There’s been a lot of talk recently about how women communicate. Apps like the Just Not Sorry Chrome extension, articles like this one, and this on-point Amy Schumer skit have made it clear that what a woman says affects how she's seen.
At the risk of discouraging women from speaking altogether out of fear of saying the “wrong” thing, I’d like to add one more “Don’t” to the list:
“In my opinion.”
In normal conversation? Go for it. Make your opinion known and don’t let anyone stop you. Seriously, the more opinionated women in this world, the better.
But in a professional setting? Proceed with caution, or risk undermining your credibility. Believe me, I’ve learned this the hard way.

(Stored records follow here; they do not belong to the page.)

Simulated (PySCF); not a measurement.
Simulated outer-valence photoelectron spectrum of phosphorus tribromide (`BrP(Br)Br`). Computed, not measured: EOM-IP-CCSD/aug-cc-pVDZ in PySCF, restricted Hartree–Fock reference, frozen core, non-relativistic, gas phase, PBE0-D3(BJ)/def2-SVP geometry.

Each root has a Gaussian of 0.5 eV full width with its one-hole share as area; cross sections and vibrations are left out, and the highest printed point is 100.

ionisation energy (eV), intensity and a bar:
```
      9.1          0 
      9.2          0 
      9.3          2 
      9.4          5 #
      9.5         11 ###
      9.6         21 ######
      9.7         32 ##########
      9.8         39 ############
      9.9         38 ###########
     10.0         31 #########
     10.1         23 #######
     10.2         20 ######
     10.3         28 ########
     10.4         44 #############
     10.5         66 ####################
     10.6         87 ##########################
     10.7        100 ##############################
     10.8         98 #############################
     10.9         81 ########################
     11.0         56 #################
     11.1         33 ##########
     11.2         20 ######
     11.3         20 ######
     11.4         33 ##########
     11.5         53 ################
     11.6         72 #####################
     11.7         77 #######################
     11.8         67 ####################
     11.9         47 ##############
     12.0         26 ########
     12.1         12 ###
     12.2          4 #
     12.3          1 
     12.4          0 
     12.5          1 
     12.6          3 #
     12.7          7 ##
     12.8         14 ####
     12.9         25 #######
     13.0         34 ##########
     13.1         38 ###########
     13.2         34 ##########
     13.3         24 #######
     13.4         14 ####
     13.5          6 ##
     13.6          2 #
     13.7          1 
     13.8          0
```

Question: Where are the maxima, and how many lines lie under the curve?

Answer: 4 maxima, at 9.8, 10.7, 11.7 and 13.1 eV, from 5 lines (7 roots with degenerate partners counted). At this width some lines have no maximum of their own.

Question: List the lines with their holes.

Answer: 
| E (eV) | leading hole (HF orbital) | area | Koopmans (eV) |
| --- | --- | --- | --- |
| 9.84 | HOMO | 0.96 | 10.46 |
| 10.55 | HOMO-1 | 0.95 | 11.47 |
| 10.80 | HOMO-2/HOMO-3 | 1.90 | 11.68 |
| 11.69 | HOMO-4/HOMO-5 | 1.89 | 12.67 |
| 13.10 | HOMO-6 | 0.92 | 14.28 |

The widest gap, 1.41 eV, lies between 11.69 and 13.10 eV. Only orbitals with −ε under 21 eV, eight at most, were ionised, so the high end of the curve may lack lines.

1. Make a difference between Opinion vs. Experience
It happened back when I worked in corporate communications for a Fortune 50 company. I was in a meeting with one of the company presidents-- you know, one of those bigwig types with politician hair and pleated pants who starts his group emails with, “Gents,...”
We were discussing the roll-out of his new business strategy and he wanted my recommendation on how to communicate the change to his team.
Admittedly, I was intimidated by his status. There was a lot of, “Well, in my opinion, you could…” and “If you agree, I think we should…” until finally he banged his fist on the table in frustration and yelled, “Damn it, Elissa, you’re the communications expert. Just tell me what to say!”
That’s when I got it.
Your client wants you to be the expert.
You are not being paid for your opinion, you are not being paid to stroke their ego, you are not being paid to be polite. You are being paid for your expertise.
So when you're asked for your expertise, how do you respond?
Consider the following:
“In my opinion, we should schedule three blog posts a week,” vs. “In my experience, scheduling three blog posts a week gets the most engagement.”
Which sounds stronger? Which is less likely to be challenged? Which makes the speaker sound more like an expert and instills more confidence in the person receiving the recommendation?
2. Stop “Just trying to be polite.”
Women are often afraid of their own expertise. And I don't blame them.
A lifetime of being socialized not to be “bossy” or “pushy” has made us believe that the polite thing to do is give people an opportunity to ignore what we say.
We feel more comfortable when we make it easier to disagree with us.
But this approach doesn’t help anyone.
We not only do ourselves a disservice when we present our expertise as an opinion, but we also do a disservice to the people we are trying to help.
They want to have confidence in us. They want to know they are working with a professional they can trust. And when they're paying us for our expertise, they want us to tell them what to do.
Nobody benefits when you make yourself ignorable.
3. Remember, respect is earned.
In an ideal world, you'd never have to justify your recommendation. You could just say, "We should do X," and no one would question it. But since that's not always the case, your justification should strengthen what you have to say, not weaken it.
Believe me, if my experience working in a male-dominated corporate environment taught me one thing, it’s this: the only way to get respect is to earn it.
And the only way to earn respect is to make yourself heard.